The Young Ones may be an obscurity in the USA, but here in Australia its fondly remembered. We first heard rumours of it back in about '82, then someone sneaked in a crappy tape of 'Bomb'. We sat and watched it in awe. This was The Great British Surrealist sitcom; the logical next step from The Goons and Monty Python. It was appallingly, daringly head and shoulders above everything else from the 80's (oh, alright, except Black Adder. Especially Black Adder II).

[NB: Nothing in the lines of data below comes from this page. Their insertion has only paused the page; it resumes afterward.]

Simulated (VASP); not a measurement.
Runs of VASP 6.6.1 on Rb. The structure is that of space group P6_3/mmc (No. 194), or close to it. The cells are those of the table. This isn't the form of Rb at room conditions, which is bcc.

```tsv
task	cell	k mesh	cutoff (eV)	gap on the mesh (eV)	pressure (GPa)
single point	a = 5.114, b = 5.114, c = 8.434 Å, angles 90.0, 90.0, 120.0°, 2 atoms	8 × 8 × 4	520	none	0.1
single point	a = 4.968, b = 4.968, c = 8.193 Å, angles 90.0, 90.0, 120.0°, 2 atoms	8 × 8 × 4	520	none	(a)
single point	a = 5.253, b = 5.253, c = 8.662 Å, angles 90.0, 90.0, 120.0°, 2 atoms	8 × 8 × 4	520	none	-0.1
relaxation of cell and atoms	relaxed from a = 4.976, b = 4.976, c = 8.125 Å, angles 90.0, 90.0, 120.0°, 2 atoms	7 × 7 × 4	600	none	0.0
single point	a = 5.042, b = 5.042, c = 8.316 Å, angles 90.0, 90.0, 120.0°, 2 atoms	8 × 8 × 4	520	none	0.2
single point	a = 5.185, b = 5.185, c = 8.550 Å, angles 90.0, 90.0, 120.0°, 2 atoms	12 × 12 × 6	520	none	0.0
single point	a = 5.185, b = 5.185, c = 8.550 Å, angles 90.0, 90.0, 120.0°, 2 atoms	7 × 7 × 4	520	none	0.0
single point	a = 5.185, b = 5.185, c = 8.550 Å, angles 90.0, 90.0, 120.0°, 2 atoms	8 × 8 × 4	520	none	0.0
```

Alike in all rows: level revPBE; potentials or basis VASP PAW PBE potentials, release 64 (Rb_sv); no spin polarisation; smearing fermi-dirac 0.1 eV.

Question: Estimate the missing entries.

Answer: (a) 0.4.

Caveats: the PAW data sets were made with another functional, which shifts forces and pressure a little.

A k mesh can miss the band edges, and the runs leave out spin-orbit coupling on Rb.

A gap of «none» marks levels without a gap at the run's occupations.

Four students: a hippy, a punk, a would-be anarchist who secretly loves Cliff Richard, and... Mike, 'the cool person' - who appears to be throughly normal. Except he isn't. In fact, when you really take a close look at him, Mike is actually stranger than all the others put together. Half of his lines make little or no sense. He said something once about a sheepdog, which struck me as one of the strangest lines I've ever heard on television. But anyway, he is still nominally the anchor of normality around which all the madness rotates.
Using Python's rapid-cut technique, and employing a similar lack of concern for continuity, a Young Ones episode is a rollercoaster of surrealism, violence and squalor (the latter two elements taken to even greater extremes by Mayall and Edmonson in 'Bottom'). Episodes are suddenly interrupted by the appearance of Benito Mussolini, singing a song called 'Stupid Noises', or by various other manifestations of Russian landlord Alexai Sayle, who is inclined to go into stand up comedy routines and address the audience, much to the confusion of everyone else on set. Images of garden taps or insects are flashed on screen for a fraction of a second, scenes cartwheel off in all directions: a family of peasants in the adjoining room sit huddled round a lamp, a wardrobe leads into the realms of Narnia, an unexploded atomic bomb lands in the middle of the kitchen, vegetables in the fridge talk to each other, and Motorhead just happen to be in the loungeroom, performing 'Ace of Spades'.
Someobody else said that this series hit Britain like bombshell. It's effect was similar in Australia. It never spawned any imitators - the rest of the 80's seemed to be given over to dreary political satire, but it is undeniably one of the great English sitcoms - even if, now and then, it drags its feet just a little.
Like Fawlty Towers, it ran for only two series, but when they were over, it had breached countless boundaries of bad taste and absurdity, introduced the writing talents of Ben Elton, the careers of Rik Mayall, Alexei Sayle, Nigel Planer, Dawn French and Adrian Edmonson, and made the godawful, bland, mid 80's bearable for a few people like me.